September 5, 2011

LABOR – A BRAVE NEW WORLD

A friend recently sent me an article about job cuts at the “LA Times.” The newspaper laid off all its freelance book reviewers and shifted some of its regular staffers — one who’d been with the LA Times for 23 years — and made them freelancers. Not only is their income drastically cut but they lose their health benefits, as well. If these events bode ill for book reviewers, it has equally dire consequences for publishers and writers, too.   

(photo: The Daily What)

At first blush, a small press writer like me doesn’t feel impacted by the “LA Times’” decision. I’m with an independent press publisher. My chances of getting my new book, “Trompe l’Oeil,” reviewed in a major newspaper are zero to none. As the big publishing houses scramble to promote their writers, they’re likely to look hungrily at reviewers who specialize in small presses. The cascade effect may well push out the attention small presses currently receive. 
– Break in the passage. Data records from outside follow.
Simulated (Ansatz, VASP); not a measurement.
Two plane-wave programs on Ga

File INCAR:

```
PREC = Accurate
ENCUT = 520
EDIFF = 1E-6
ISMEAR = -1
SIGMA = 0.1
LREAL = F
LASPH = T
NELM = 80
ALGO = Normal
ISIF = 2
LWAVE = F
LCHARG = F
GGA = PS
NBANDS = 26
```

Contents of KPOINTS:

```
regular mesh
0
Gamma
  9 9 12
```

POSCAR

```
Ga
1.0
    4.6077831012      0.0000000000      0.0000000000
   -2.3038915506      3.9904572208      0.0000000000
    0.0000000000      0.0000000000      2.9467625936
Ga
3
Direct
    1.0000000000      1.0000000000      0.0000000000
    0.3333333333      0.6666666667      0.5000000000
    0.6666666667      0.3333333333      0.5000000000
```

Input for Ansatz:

Worse, what’s happening in the book world may be a harbinger of things to come in the entire economy. Highly skilled workers already crowd into positions previously held by unskilled ones. Not long ago I saw a Help Wanted sign in the window of a restaurant advertising for a dishwasher. A high school diploma was required. 

(photo: alexsmith_540)

Something else we are learning in this current economy is that cash is king.  Companies forego growth in preference to a strong bank balance. I’ve no idea where this brave new world will take us. But it’s obvious that if workers are to survive, they’ll need flexibility as well as skill. Two questions cannot be avoided: how far can those at the bottom of the economic ladder fall? How willing are the new fiscal conservatives to let that happen?